I love how this design brings two fairly hefty groupings of strips together at a single point, right in the centre of the design.
The vertical black strips meet in the middle, as do the diagonal orange strips. And then they shoot off in the opposite direction, leaving a bold diagonal line in their wake.
I tried recreating this design in EQ8, but I don’t love how it turned out.
(It might’ve helped if I’d put a border around the whole quilt so you could clearly see where the edges are.)
Somehow the difference between the line weights was more obvious in EQ8… the vertical lines are skinnier than the diagonal ones (because geometry!), but I could live with that in the hand-drawn sketch. In the EQ8 version, the design just ended up looking too sparse. Maybe it was my colour choice? I dunno. I ended up adding 2 more lines, but that didn’t really help.

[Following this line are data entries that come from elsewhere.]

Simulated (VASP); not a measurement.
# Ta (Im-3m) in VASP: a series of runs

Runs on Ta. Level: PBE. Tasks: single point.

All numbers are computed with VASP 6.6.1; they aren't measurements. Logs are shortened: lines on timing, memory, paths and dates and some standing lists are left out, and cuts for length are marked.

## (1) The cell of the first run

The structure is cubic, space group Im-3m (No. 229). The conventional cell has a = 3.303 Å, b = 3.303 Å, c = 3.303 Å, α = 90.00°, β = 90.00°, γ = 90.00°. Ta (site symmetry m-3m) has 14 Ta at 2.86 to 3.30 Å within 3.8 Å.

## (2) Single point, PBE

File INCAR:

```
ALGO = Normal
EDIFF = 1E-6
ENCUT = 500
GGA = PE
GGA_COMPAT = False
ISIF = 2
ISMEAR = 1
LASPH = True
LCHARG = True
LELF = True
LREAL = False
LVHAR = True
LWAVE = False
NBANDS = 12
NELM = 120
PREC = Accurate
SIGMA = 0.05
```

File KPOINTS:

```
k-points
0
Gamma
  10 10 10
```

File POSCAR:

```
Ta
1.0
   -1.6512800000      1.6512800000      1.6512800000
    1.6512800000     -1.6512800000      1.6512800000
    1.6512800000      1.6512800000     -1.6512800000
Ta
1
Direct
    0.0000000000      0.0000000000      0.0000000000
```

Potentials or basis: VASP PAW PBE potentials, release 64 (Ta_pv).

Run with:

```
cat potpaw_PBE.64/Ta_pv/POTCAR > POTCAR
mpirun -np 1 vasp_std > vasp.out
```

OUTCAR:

I would’ve liked to extend the diagonal red lines all the way to the corner of the top and bottom edges, but that would’ve made the quilt very wide, which I felt was unbalanced and left too much negative space. So I kept playing, and came up with a square version…
…which I like, but for different reasons. I think the fact that the pink lines are now fully overlapped (or ‘underlapped’?) with red lines fundamentally changes the design. I liked it when they had a bit of space on their own. Still, I like the boldness of this design and the fact that all four corners are (almost) occupied by a strip. Half of the quilt is still negative space, although I don’t think that necessarily matters.
I played around a bit more with the colours in EQ8, which is so easy to do.
And how about this one, for a very 80s vibe…
But after all that, I think I still prefer the original hand-drawn sketch!
These designs could be translated fairly easily into quilt patterns using the same approaches as suggested for the previous weeks’ designs: long strips, lots of half-square triangles, and/or paper piecing for accuracy.
Another variation on the same theme as last week’s sketch: folded strips.
I kinda wish the strips in the foreground were wider than those in the background, but I couldn’t quite get that to work out. Of course, I could just push those white vertical strips to the background, so that the thicker diagonal lines came to the foreground! Problem solved.
I tried recreating this design in EQ8 and didn’t like the way it turned out. I’m not sure if it was my colour choices or the design itself. It’s funny how some sketches just look better hand-drawn.
This design could be made into a quilt pattern using lots of half-square triangles and rectangles, or a bunch of long strips (and maybe some paper-piecing for accuracy).
I’m still stuck on this theme, so expect more of these designs in the weeks to come!
It’s been a couple of months since I posted a hand-drawn sketch. I’ve been sketching less lately. Often I start with a dot pad and quickly move to EQ8 when I’ve decided on a motif that I want to explore further. Other times, it’s just easier to start with EQ8. Hand-sketching can require a level of concentration and thought that I don’t always have. But of course, concentration and thought take practice, and they’re easy to lose if you don’t nurture them with time and attention. A gentle reminder to myself that I should make time to sketch, even when there seem to be easier alternatives.
Anyway…! Here’s what I was working on when I last opened my dot pad.
I’ve explored this idea of ‘folded ribbons’ before – see Sunday sketches #74, #75 and #76, for example – and it’s the sort of thing that could spark a thousand more designs. But this time, I wanted to play with the idea of the ‘folded’ bit being a feature, creating its own path.
I ended up designing quite a few variations, with different canvas shapes (square-ish above; rectangular-ish, below), or numbers of lines in each group, or proximity of lines.
Imagine using a really bold print for those lines in the foreground. Wouldn’t that pack a punch?
I’m still working through this idea in my head and on paper, so I may have more of these to show you sometime soon (assuming another design idea doesn’t grab my attention in the meantime!).
This design could be translated into a quilt pattern using long strips (and some careful cutting to maintain the proper angles) or even a lot of triangles.